A survey of memory management patches
MADV_WILLWRITE
Normally, developers expect that a write to file-backed memory will execute quickly. That data must eventually find its way back to persistent storage, but the kernel usually handles that in the background while the application continues running. Andy Lutomirski has discovered that things don't always work that way, though. In particular, if the memory is backed by a file that has never been written (even if it has been extended to the requisite size with fallocate()), the first write to each page of that memory can be quite slow, due to the filesystem's need to allocate on-disk blocks, mark the block as being initialized, and otherwise get ready to accept the data. If (as is the case with Andy's application) there is a need to write multiple gigabytes of data, the slowdown can be considerable.
One way to work around this problem is to write throwaway data to that memory before getting into the time-sensitive part of the application, essentially forcing the kernel to prepare the backing store. That approach works, but at the cost of writing large amounts of useless data to disk; it might be nice to have something a bit more elegant than that.

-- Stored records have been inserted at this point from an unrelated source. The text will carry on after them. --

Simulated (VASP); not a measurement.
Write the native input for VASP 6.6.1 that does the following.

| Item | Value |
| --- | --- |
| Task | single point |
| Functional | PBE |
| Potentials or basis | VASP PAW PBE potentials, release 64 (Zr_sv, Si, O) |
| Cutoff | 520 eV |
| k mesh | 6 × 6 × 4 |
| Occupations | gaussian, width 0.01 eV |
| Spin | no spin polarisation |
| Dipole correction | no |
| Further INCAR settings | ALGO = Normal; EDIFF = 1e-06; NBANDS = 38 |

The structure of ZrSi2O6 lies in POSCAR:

Andy's answer is to add a new operation, MADV_WILLWRITE, to the madvise() system call. Within the kernel, that call is passed to a new vm_operations_struct operation:
long (*willwrite)(struct vm_area_struct *vma, unsigned long start, unsigned long end);
In the current implementation, only the ext4 filesystem provides support for this operation; it responds by reserving blocks so that the upcoming write can complete quickly. Andy notes that there is a lot more that could be done to fully prepare for an upcoming write, including performing the copy-on-write needed for private mappings, actually allocating pages of memory, and so on. For the time being, though, the patch is intended as a proof of concept and a request for comments.
Controlling transparent huge pages
The transparent huge pages feature uses huge pages whenever possible, and without user-space awareness, in order to improve memory access performance. Most of the time the result is faster execution, but there are some workloads that can perform worse when transparent huge pages are enabled. The feature can be turned off globally, but what about situations where some applications benefit while others do not?
Alex Thorlton's answer is to provide an option to disable transparent huge pages on a per-process basis. It takes the form of a new operation (PR_SET_THP_DISABLED) to the prctl() system call. This operation sets a flag in the task_struct structure; setting that flag causes the memory management system to avoid using huge pages for the associated process. And that allows the creation of mixed workloads, where some processes use transparent huge pages and others do not.
Transparent huge page cache
Since their inception, transparent huge pages have only worked with anonymous memory; there is no support for file-backed (page cache) pages. For some time now, Kirill A. Shutemov has been working on a transparent huge page cache implementation to fix that problem. The latest version, a 23-patch set, shows how complex the problem is.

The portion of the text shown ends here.